Diets of wild lions
The Asiatic lion’s diet in the wild primarily consists of Chital (Axis axis), Sambar (Rusa unicolor), Nilgai (Boselaphus tragocamelus), Wild Boar (Sus scrofa), Common Langur (Semnopithecus achates), Rufous-tailed Hare (Lepus nigricollis ruficaudata) and Peafowl (Pavo cristatus) among others, which are resident in Gir forest year-round (Meena, 2009).
The African lion’s diet in the wild primarily consists of Zebra (Equus burchelli), Giraffe (Giraffa camelopardalis), Ostrich (Struthiocamelus), Impala (Aepyceros melampu), Oryx (Oryx gazelle), Thompson’s gazelle (Gazella thomsonii), Grant’s gazelle (Gazella granti), Wildebeest (Connochaetes taurinus), Buffalos (Syncerus caffer) and Warthogs (Phacochoerus aethiopicus) among many others (African Wildlife Foundation, 2011; Haas, Hayssen and Krausman, 2005; Hayward and Kerley, 2005; Schaller, 1972).

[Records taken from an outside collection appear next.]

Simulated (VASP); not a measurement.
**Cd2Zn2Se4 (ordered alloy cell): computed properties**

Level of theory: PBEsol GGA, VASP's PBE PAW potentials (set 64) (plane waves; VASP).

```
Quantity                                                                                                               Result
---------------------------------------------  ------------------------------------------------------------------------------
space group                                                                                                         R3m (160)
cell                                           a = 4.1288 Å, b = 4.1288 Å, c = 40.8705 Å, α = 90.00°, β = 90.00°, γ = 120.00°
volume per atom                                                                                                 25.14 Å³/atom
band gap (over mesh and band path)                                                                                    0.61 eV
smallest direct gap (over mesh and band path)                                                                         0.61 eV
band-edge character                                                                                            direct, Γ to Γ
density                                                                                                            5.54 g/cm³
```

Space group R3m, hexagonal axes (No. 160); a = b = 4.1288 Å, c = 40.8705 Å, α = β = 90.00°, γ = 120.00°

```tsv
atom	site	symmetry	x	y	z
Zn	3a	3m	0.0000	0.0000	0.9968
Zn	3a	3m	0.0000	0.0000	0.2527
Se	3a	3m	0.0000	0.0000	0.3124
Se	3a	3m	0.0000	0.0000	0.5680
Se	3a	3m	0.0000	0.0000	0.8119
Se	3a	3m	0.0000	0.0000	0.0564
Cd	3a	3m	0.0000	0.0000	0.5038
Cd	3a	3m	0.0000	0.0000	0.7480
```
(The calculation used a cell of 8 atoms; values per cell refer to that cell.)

Feeding strategy and foraging behaviour in the wild
Lions spend most of their time inactive (20-21 hours/day), approximately 2 hours is spent walking and 1 hour eating, with the peak of their activity occurring at night (Visser, 2009; Clarke and Berry, 1992; Eloff, 1984; Schaller, 1972). Lions are predatory carnivores, the female of the species are the primary hunters and they usually hunt in groups (Estes, 1992; Vaughan, Ryan and Czaplewski, 2000). The time lions spend stalking is prey dependent, for example 7 minutes (small un-preferred prey) to 30 minutes (large preferred prey) (Hayward and Kerley, 2005). An estimated 12 to 50 kills per year per lion, the number of kills is dependent on prey availability (Eloff, 1984). Lions will hunt and consume a variety of prey but the majority of kills tend to range between 40 to 250kg with an average of 115kg (AZA, 2012). Lions have also been known to scavenge by displacing other carnivorous predators from their kill (Bauer, Nowell and Packer, 2008; Schaller, 1972). According to Haas et al. (2005) lions opportunistically acquire up to 40% of their food intake from scavenging. When large prey is captured, lions may spend several hours consuming the kill (Visser, 2009). Lions may go several days between kills, with reports of between 1.5 to 8 days being observed, the amount of time between kills was highly correlated to prey availability.